Framatome will upgrade the refuel bridges at Browns Ferry, the manipulator cranes at both Sequoyah units and Watts Bar Unit 1, and the fuel transfer systems at Watts Bar. Framatome previously upgraded the fuel transfer systems at Sequoyah. The company will also replace the spent fuel bridges at Sequoyah and Watts Bar.
SGT, a joint venture between Framatome and AECOM, will also replace four steam generators at Watts Bar Unit 2.
“We are looking to transition to the ATRIUM 11 design as it is more advanced and efficient from a fuel usage perspective,” TVA told Nuclear Energy Insider. “TVA currently has ATRIUM 11 lead test assemblies in Browns Ferry.”
Extended Power Uprate
The EPU project at Browns Ferry resulted in an additional output of 465 megawatts to the grid from TVA’s lowest cost per megawatt facility. Browns Ferry is the first three-unit site to implement EPUs, with the plant generating up to 3,933 megawatts in total.
A dedicated project team worked for nearly two years to develop more than 200 plant modifications.
“Equipment upgrades were implemented to maintain and improve design and operational margins and to eliminate the risk of several reactor trip single point vulnerabilities,” says TVA.
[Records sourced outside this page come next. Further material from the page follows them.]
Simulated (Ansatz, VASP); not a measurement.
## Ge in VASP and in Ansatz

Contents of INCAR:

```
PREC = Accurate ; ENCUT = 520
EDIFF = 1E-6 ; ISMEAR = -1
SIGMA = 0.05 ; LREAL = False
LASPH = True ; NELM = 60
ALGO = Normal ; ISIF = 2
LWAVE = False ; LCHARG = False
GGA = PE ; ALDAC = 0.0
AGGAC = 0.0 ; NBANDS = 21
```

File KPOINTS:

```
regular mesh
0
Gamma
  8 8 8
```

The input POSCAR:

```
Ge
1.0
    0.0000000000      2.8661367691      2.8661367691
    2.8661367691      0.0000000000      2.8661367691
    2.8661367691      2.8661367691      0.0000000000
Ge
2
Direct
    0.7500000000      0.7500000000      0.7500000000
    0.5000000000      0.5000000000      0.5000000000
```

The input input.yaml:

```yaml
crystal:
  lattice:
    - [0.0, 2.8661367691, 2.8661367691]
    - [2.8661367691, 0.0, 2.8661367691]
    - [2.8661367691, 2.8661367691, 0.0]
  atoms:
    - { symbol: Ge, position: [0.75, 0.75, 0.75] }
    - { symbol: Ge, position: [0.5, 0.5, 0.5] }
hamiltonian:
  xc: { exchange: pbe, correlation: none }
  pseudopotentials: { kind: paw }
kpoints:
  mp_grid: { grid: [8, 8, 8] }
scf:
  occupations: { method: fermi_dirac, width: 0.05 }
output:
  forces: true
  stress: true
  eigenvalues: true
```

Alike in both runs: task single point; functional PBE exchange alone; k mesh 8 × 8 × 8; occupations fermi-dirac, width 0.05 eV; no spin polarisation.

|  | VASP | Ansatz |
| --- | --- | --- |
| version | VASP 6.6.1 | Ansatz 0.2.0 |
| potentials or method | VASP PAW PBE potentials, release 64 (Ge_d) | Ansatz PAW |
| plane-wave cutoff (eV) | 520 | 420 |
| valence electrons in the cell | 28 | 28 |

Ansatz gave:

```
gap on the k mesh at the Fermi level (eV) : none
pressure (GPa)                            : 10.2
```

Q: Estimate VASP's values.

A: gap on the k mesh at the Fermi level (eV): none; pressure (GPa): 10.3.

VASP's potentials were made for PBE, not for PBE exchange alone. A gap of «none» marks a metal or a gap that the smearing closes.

“No additional uprates are planned at this time. Industry operating experience and benchmarking, with particular focus on stations that implemented extended power uprates, was extensively utilized during the identification and development of the modifications to support EPU operation. This contributed to the successful implementation and operational performance of these modifications.”